This whole idea strikes me as extremely confused. Data mining is just observation. Any extrapolation from data is a theory. Anderson and this author seem to be surprised that you can get so far with an incomplete theory that doesn't explain everything. That seems obvious to me -- remember classical mechanics?

Here's a particularly bad example:

"When you misspell a word when googling, Google suggests the proper spelling. How does it know this? How does it predict the correctly spelled word? It is not because it has a theory of good spelling, or has mastered spelling rules. In fact Google knows nothing about spelling rules at all."

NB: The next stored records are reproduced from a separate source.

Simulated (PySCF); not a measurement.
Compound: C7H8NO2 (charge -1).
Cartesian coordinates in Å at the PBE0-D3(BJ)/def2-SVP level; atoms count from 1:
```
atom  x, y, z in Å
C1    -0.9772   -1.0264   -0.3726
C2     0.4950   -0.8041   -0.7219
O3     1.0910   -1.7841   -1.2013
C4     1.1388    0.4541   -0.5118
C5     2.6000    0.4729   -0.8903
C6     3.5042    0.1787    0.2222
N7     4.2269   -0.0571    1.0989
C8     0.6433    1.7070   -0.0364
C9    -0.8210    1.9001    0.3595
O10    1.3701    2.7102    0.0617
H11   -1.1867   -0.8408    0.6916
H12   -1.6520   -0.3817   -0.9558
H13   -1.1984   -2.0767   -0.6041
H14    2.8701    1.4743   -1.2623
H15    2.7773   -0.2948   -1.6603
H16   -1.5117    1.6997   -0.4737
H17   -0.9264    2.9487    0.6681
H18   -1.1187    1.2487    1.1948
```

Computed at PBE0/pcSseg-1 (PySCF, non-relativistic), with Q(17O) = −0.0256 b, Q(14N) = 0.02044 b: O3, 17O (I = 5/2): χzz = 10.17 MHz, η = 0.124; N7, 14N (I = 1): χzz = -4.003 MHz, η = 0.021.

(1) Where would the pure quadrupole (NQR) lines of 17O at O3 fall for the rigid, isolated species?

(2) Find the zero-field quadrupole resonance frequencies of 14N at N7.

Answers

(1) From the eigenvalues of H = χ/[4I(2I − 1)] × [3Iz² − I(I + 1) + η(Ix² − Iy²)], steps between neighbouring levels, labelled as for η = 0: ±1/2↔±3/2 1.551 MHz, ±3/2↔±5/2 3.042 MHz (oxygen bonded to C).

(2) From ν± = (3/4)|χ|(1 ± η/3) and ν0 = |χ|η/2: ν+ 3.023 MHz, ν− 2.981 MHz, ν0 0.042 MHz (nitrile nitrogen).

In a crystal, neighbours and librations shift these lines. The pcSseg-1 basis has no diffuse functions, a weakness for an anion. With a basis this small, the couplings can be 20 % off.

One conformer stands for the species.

"Spelling rules" are a heuristic extrapolation just like the one Google is making, but are probably less accurate! Why is a set of rules designed to be memorable and useful to a human more of a theory than rules that you have to write down, and need a computer to use?


The author defines a theory as something simple enough to be understood by humans.

If you drop this requirement, machine learned theories are a big deal nonetheless.


Sure, they are. But I think it's confusing to characterize machine learning as an alternative to the scientific method; it's an example of the scientific method.


I also doubt that there will have to be no theory. While you can analyze huge datasets and look for correlations, you probably need a theory to give you an idea of what data you should collect. Imagine if you tried to build the Large Hadron Collider without any particle physics theory to guide you in the design? How do you decide how to build it and what you should look for? If you build it on a hunch, you might stumble onto some really interesting things, but in most cases it will probably be an expensive collection of nothing special...


"There was no theory of Chinese, no understanding. Just data. (If anyone ever wanted a disproof of Searle's riddle of the Chinese Room, here it is.)

Shouldn't this be a 'proof' instead of 'disproof'?


Well,

(a) You can't prove or disprove a riddle

(b) The Chinese Room isn't a riddle, it's a thought experiment

(c) You can't prove or disprove a thought experiment

(d) You might be able to prove or disprove the point that Searle was trying to make by using the Chinese Room, except his point was about consciousness (or even Consciousness), not about machine translation, so ultimately the parenthetical statement seems to be pretty meaningless no matter whether you make it "proof" or "disproof"


Searle expands on consciousness in his chinese room paper but the main point of the thought experment is that you can have a conversation that sounds intelligent without having any understanding at all of what you say and what you are being told (in other words: passing the Turing test does not imply intelligence).


You're probably right, it's probably more about intelligence than consciousness (I haven't read it for a long time).

Anyway, it's certainly not about machine translation.


Yes i noticed the same thing. I doubt the author made a mistake though, didnt seem to understand better.


The author should have applied the "Google's spell checker" to his own article: "this emerging method... will compliment established theory-driven science".